Documentation
¶
Index ¶
Constants ¶
const ( ChunkerNone = "none" ChunkerSentence = "sentence" ChunkerParagraph = "paragraph" ChunkerChunk = "chunk" ChunkerTag = "tag" )
Chunking strategies
Variables ¶
This section is empty.
Functions ¶
func NewChunker ¶
func NewChunker(config ChunkConfig) iosystem.Processor
NewChunker creates a processor that splits documents into chunks. Returns multiple documents from a single input, one per chunk.
func NewCollector ¶ added in v0.2.0
NewCollector creates processor that collects documents into array.
func NewIdentity ¶
NewIdentity creates a processor that passes documents through unchanged.
Types ¶
type Agent ¶
type Agent struct {
// contains filtered or unexported fields
}
Agent wraps a blueprint to use as a pipeline processor. It processes documents through the agent's Prompt() method and returns the agent's response as a new document.
The processor:
- Reads document content as input
- Passes it to agent.Prompt()
- Returns agent response as new document
- Preserves document path with optional suffix
- Supports JSON format output from agents
Example:
agent := getAgentFromBlueprint()
proc := NewAgentProcessor(agent, AgentConfig{
Suffix: ".processed",
})
docs, err := proc.Process(ctx, inputDoc)
func NewAgent ¶
func NewAgent(w Worker, config *AgentConfig) *Agent
NewAgent creates a processor that wraps a blueprint Agent.
func (*Agent) Close ¶
Close releases resources. For AgentProcessor, this is a no-op as the agent lifecycle is managed externally.
func (*Agent) Process ¶
func (p *Agent) Process(ctx context.Context, docs []*iosystem.Document) ([]*iosystem.Document, error)
Process transforms a document by passing its content through the agent.
Input document content is read and passed to agent.Prompt() as:
- string if content is valid UTF-8
- []byte otherwise
- map[string]any if document has metadata that should be templated
The agent's response becomes the content of the output document. Output format depends on agent's configuration (text or JSON).
type AgentConfig ¶
type AgentConfig struct {
Suffix string // Suffix to add to output document path (default: empty)

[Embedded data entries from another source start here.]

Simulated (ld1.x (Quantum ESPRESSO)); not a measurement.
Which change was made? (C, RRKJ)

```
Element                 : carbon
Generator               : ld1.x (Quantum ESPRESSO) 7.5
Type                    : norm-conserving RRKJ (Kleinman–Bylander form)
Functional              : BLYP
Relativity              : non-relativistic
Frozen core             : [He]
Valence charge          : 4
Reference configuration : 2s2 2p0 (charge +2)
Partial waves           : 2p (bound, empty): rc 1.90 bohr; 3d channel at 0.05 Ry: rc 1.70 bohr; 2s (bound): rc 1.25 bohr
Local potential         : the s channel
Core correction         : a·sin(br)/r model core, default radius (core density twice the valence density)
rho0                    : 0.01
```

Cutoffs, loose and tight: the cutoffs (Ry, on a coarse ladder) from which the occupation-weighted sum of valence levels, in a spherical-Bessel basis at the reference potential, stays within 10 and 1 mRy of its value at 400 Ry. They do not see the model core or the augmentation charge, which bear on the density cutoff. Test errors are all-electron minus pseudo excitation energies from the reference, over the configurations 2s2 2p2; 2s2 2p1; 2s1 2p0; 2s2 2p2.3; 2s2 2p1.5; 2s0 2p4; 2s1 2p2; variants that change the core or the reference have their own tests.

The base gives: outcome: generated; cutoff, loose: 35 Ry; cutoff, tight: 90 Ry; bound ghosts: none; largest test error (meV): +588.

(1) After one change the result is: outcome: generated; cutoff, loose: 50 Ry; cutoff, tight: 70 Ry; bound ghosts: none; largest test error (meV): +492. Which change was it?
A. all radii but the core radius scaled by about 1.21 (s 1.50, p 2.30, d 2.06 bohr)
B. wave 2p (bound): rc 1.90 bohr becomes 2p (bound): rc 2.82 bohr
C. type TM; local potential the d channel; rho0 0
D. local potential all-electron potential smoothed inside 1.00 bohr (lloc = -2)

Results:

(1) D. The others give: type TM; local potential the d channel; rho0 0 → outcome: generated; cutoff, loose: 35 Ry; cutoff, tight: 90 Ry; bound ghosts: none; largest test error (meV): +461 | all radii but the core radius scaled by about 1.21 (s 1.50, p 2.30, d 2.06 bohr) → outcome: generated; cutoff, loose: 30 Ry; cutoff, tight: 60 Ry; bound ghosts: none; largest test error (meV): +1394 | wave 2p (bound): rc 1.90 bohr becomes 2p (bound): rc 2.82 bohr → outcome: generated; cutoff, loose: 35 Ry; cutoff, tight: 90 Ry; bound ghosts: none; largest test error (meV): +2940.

Options []chatter.Opt // Chatter options to pass to agent.Prompt() (temperature, max_tokens, etc.)
}
AgentConfig configures the agent processor.
type ChunkConfig ¶
type ChunkConfig struct {
Strategy string // "none", "sentence", "paragraph", "chunk"
ChunkSize int // Size for chunk strategy (default: 1024)
DelimiterChars string // Delimiter characters (defaults vary by strategy)
Buffer int
}
ChunkConfig configures the chunker processor.
type Chunker ¶
type Chunker struct {
// contains filtered or unexported fields
}
Chunker splits documents into chunks based on a strategy. Integrates with the existing github.com/fogfish/scanner library.
type Collector ¶ added in v0.2.0
type Collector struct {
// contains filtered or unexported fields
}
Collector collects all input documents and emits them as array on EOF. This processor enables batch processing mode via --array CLI flag.
Behavior:
- Normal documents: collected in memory, returns empty slice
- EOF document: emits all collected documents as array, returns them
- After EOF: collection resets for potential reuse
Memory consideration:
- Buffers ALL documents in memory until EOF
- Not suitable for very large document streams
- Use only with explicit --array flag
func (*Collector) Process ¶ added in v0.2.0
func (p *Collector) Process(ctx context.Context, docs []*iosystem.Document) ([]*iosystem.Document, error)
Process collects documents or emits array on EOF signal.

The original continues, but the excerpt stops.